DirectX Next

Current framebuffer pixels could easily be prefetched early, whenever they’re required inside a fragment program. They have to be fetched for fixed function blending, too, after all. You’d just need to do it a tad earlier to hide latencies.

Multiple instances of the same (x/y) fragment shouldn’t be in the pipe at the same time anyway. That’s an extreme ordering hazard and would probably just blow up in your face (again: same thing with fixed function blending).

I can’t find a reason why that should be hard to implement at reasonable performance levels. Fixed function blending costs bandwidth, programmable blending costs bandwidth and … what?

edit:
Int to float conversion. Is that a good reason?

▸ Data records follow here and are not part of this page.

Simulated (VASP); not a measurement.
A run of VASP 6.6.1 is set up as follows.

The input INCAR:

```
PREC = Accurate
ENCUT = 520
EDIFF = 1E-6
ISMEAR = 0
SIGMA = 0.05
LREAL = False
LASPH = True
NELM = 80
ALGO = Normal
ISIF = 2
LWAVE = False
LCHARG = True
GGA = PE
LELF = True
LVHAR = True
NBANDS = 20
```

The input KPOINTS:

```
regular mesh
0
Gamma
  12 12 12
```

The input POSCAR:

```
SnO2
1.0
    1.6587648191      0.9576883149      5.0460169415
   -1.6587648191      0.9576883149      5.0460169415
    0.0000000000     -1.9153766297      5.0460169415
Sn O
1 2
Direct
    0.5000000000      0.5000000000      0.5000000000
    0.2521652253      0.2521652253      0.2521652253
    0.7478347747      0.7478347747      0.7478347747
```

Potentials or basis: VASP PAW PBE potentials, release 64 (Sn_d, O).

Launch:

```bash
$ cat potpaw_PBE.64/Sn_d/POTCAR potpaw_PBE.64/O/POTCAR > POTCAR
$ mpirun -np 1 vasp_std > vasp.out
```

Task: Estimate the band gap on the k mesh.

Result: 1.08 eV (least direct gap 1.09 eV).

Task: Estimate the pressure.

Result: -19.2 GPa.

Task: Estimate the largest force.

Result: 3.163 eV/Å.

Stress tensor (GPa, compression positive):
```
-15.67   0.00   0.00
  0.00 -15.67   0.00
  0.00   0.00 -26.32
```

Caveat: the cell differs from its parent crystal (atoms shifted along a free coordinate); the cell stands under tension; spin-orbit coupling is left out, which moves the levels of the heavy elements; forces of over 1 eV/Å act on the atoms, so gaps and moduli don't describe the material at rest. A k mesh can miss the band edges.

[This message has been edited by zeckensack (edited 12-09-2003).]

Originally posted by zeckensack:
Current framebuffer pixels could easily be prefetched early, whenever they’re required inside a fragment program. They have to be fetched for fixed function blending, too, after all. You’d just need to do it a tad earlier to hide latencies.

Doesn’t work. Say you are rendering to the same pixel twice on two consecutive triangles (think overlapping, blended particle effects). If your shader execution is multithreaded, then you’re in for a heap of trouble if you want to change to a pixel on the second triangle before the first is complete. That’s as much as I’ll say.

Multiple instances of the same (x/y) fragment shouldn’t be in the pipe at the same time anyway. That’s an extreme ordering hazard and would probably just blow up in your face (again: same thing with fixed function blending).

No, it’s not a problem at all if you don’t allow frame buffer access within the shader.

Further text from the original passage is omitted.